The specific nature of this invention, as well as other objects and advantages will become apparent to those skilled in the art from the following detailed description taken in conjunction with the annexed sheets of drawings on which, by way of preferred example only, are illustrated the preferred embodiments of the invention.
On the accompanying drawings:
FIG. 1 is a perspective view of a cathode-ray television picture tube fabricated and supported on a receiver chassis in accordance with one embodiment of the present invention:
FIG. 2 is an enlarged fragmentary Vertical section-a1 view of one portion of the tube and chassis including a receiver cabinet taken along the line 2-2 of FIG. 1;
FIG. 3 is a view similar to FIG. 2 illustrating a modification of the invention shown in FIGS. 1 and 2;
FIG. 4 is a perspective view illustrating another embodiment of the invention;
FIG. 5 is an enlarged fragmentary vertical sectional view of one portion of the tube and chassis including a receiver cabinet taken along the line 55 of FIG. 4;
FIG. 6 is a view similar to FIG. showing one form of tube reinforcing and supporting elements of the invention;
FIG. 7 is a perspective view of an individual supporting element as shown in FIG. 6; and
FIG. 8 is a view similar to FIG. 5 showing another embodiment of the invention.
The present invention is described hereinbelow as specifically applied to the manufacture of a television receiver utilizing a cathode-ray image tube having an essentially all-glass envelope. However, it will be apparent to those skilled in the art that the invention is equally applicable to the manufacture of many different types of vacuum tubes having glass envelopes particularly those having substantial dimensions which are subject to implosion and concurrent explosion on sudden devacuation.
The term devacuation as used herein is intended to mean the converse of evacuation as in the case where a vacuumized vessel or tube envelope experiences an internal pressure change toward atmospheric pressure upon loss of vacuum. The rate of change may occur rapidly or over a prolonged period of time.

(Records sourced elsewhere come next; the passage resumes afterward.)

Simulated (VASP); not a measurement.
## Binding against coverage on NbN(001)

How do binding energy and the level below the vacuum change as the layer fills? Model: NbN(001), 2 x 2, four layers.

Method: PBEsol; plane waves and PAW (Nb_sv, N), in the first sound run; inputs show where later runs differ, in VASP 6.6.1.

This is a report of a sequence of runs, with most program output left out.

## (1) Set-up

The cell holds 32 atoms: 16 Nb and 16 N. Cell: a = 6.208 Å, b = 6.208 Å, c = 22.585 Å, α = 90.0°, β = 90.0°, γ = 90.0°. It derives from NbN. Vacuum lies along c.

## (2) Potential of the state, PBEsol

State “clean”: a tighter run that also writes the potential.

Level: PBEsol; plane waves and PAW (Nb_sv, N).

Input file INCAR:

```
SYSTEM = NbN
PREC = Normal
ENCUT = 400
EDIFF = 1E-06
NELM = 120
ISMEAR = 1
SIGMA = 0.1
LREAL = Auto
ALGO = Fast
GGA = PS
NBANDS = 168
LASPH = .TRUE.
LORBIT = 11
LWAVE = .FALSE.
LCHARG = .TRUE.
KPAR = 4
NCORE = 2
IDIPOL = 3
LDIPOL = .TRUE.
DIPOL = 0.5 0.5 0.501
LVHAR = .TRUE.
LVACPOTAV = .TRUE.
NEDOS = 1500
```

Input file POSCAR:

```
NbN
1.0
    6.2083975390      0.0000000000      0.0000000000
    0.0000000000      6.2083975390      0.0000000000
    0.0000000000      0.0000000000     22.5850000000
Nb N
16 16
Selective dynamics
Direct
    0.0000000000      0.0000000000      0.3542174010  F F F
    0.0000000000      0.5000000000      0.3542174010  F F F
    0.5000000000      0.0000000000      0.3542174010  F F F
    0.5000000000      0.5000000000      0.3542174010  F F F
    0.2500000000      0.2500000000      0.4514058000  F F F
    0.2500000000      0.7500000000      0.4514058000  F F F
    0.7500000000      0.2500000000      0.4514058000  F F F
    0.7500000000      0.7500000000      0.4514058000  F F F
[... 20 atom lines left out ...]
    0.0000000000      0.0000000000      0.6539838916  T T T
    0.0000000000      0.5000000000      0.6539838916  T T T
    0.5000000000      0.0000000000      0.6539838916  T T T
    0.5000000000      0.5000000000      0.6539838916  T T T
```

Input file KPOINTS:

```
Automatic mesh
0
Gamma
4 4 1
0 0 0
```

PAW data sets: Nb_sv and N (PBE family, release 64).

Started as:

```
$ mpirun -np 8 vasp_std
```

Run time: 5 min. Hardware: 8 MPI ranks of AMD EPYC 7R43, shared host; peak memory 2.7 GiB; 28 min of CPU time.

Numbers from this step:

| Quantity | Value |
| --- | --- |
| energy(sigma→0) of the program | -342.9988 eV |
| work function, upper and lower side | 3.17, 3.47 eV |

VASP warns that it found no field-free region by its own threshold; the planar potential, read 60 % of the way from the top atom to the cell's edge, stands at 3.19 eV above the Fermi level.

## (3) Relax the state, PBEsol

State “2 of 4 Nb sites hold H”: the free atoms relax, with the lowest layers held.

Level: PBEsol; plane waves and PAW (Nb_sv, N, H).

The present invention provides an implosion-resistant system which is capable of being incorporated into existing types and shapes of conventional cathode-ray picture tubes without serious alteration or modification of present tube fabricating procedures. The invention may be incorporated in any selected type of tube envelope to provide a required level of reinforcement to control its devacuation with concomitant mounting means for the tube envelope using materials and methods which are fully'capable of supplementing normal tube production.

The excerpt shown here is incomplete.